They're different products, but customers seem to prefer the lower-price point and more limited features of Chromecast
Apple TV
June 10, 2016

If Apple is at war with Google for space in your living room, it looks like Cupertino could be losing.

It's worth stressing from the outset that the Apple TV and Google's Chromecast are different devices, particularly since the fourth-generation set-top box (including tvOS) launched from Apple. But each product is, after all, battling for a space near your HDTV. And as mentioned, if recent data is anything to go by, it seems Google's product is more popular than Apple's.

Fortune has the report, and notes that Google shipped 3.2 million Chromecasts in the first quarter of 2016; Apple, on the other hand, shipped 1.7 million Apple TVs. Significiantly, this marks the first time Google has overtaken Apple, according to market research firm IHS. Of course, Apple and Google aren't the only players in this market: there's also Amazon (and its Fire TV stick), Roku, and smart TVs from the likes of Samsung and LG, which integrate Internet-connected functionality within the television itself.

Concerning the news, IHS said:

We anticipate that this reversal will persist. Since the introduction of the fourth-generation Apple TV, Apple and Google have pursued vastly different strategies.

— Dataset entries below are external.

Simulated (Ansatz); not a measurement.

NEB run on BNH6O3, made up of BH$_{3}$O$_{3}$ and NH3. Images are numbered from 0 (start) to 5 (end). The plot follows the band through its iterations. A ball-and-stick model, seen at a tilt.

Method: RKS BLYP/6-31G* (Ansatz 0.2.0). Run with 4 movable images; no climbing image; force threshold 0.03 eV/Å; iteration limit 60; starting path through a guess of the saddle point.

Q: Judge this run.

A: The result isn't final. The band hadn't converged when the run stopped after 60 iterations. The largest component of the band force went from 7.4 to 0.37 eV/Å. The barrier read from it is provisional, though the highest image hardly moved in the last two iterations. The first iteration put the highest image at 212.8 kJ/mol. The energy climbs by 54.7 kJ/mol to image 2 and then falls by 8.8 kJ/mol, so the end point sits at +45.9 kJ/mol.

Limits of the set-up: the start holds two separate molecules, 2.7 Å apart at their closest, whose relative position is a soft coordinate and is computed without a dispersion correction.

These “different strategies” have, of course, resulted in two vastly different products, and so it's difficult to compare the Apple TV and Chromecast too directly. Price is one of the biggest differences between the two: for $35, Google's HDMI dongle is worth taking a chance on for anyone interested in giving their HDTV some extra features. The Apple TV, on the other hand, is a $149 experience that features its own App Store, applications, and voice control.

Does that mean consumers don't want the wealth of functionality the Apple TV offers? Perhaps – or rather more fairly, perhaps not yet. But interest in the Apple TV is growing, even if its share of the market isn't rocketing quite so quickly as Google's.